Solve the optimal control problem using policy iteration, i.e. find the optimal strategy and value function for the case where the uncontrolled system is given by a generator G0

PolicyIterationSingular(
  G0,
  G1,
  k,
  uopt,
  iter.max = 1000,
  tol = 1e-12,
  do.minimize = TRUE
)

Arguments

G0

The generator of the uncontrolled system

G1

A list of generators for each control

k

The running cost

uopt

A list of functions returning optional controls. See details.

iter.max

= 1000 Maximum number of iterations

tol

= 1e-12 Tolerance for convergence

do.minimize=TRUE

Value

A list containing V: The value function, as a vector with an element for each state u: The optimal controls, as a matrix with a row for each state and a column for each control pi: The stationary distribution for the controlled system gamma: The expected running cost in stationarity

Details

Specifying optimal controls: Each control variable has an element in the list G1 of generators, and an element in the list uopt of optimal controls.

The function uopt[[i]] is applied to G1[[i]]*V, where V is the value function. The result is the optimal value of the control, in each possible state.

The final generator for the controlled system is obtain as G0 + sum(Diagonal(u[[i]])*G1[[i]]) where the sum is over the controls i.

Examples

require(SDEtools)

## Fisheries management dX = X*(1-X)*dt - U*dt + sigma*X*dB
sigma <- 0.5
## Rewrite in advection-diffusion form
D <- function(x) 0.5*sigma^2*x^2
Dp <- function(x) sigma^2*x
u <- function(x) x*(1-x) - Dp(x)

# Spatial grid - concentrated around 0
xi <- seq(0,sqrt(3),length=201)^2
xc <- 0.5*(head(xi,-1) + tail(xi,-1))

# Generator for the unfished system, and for fishing
G0 <- fvade(u,D,xi,'r')
G1 <- fvade(function(x)-1,function(x)0,xi,'r')

# Pay-off function
k <- function(u) sqrt(u)

# Optimal control - really 1/4/V'(x)^2, but avoid V'<=0, and do not
# fish in the lowest element in state space, to avoid degeneracies
uopt <- function(dV) { u <- 0.25/pmax(1e-6,-dV)^2; u[1] <- 0 ; return(u)}

sol <- PolicyIterationSingular(G0,list(G1),k,list(uopt),do.minimize=FALSE)

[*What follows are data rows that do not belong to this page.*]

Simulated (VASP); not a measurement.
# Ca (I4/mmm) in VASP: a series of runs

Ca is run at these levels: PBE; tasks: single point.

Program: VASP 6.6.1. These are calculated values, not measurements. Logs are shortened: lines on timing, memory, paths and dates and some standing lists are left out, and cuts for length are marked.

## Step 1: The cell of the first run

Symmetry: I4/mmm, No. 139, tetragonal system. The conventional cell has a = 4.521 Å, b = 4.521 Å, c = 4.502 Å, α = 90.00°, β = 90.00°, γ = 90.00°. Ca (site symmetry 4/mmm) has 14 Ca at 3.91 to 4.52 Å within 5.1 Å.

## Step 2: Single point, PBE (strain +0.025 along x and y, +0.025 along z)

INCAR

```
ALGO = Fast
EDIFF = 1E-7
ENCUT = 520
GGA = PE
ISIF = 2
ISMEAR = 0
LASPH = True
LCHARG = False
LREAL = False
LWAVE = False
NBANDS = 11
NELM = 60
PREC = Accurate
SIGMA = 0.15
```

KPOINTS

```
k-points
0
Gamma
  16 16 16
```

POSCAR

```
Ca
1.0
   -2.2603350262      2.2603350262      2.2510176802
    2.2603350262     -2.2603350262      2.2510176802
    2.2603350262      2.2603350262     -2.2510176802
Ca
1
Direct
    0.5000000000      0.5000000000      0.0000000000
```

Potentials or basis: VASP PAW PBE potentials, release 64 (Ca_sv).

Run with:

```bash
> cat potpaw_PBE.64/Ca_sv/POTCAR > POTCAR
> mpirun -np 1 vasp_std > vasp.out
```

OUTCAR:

# Plots comparing with analytical solution: V(x) = 0.5*log(x), u(x)=x^2
par(mfrow=c(1,2))
i1 <- sum(xi<1) # Identify state corresponding to x=1, for shifting V
plot(xc,0.5*log(xc),type="l",ylim=c(-2,0.6),xlab="x",ylab="Value function")
points(xc,sol$V - sol$V[i1])
plot(xc,xc^2,type="l",xlab="x",ylab="Control")
points(xc,sol$u)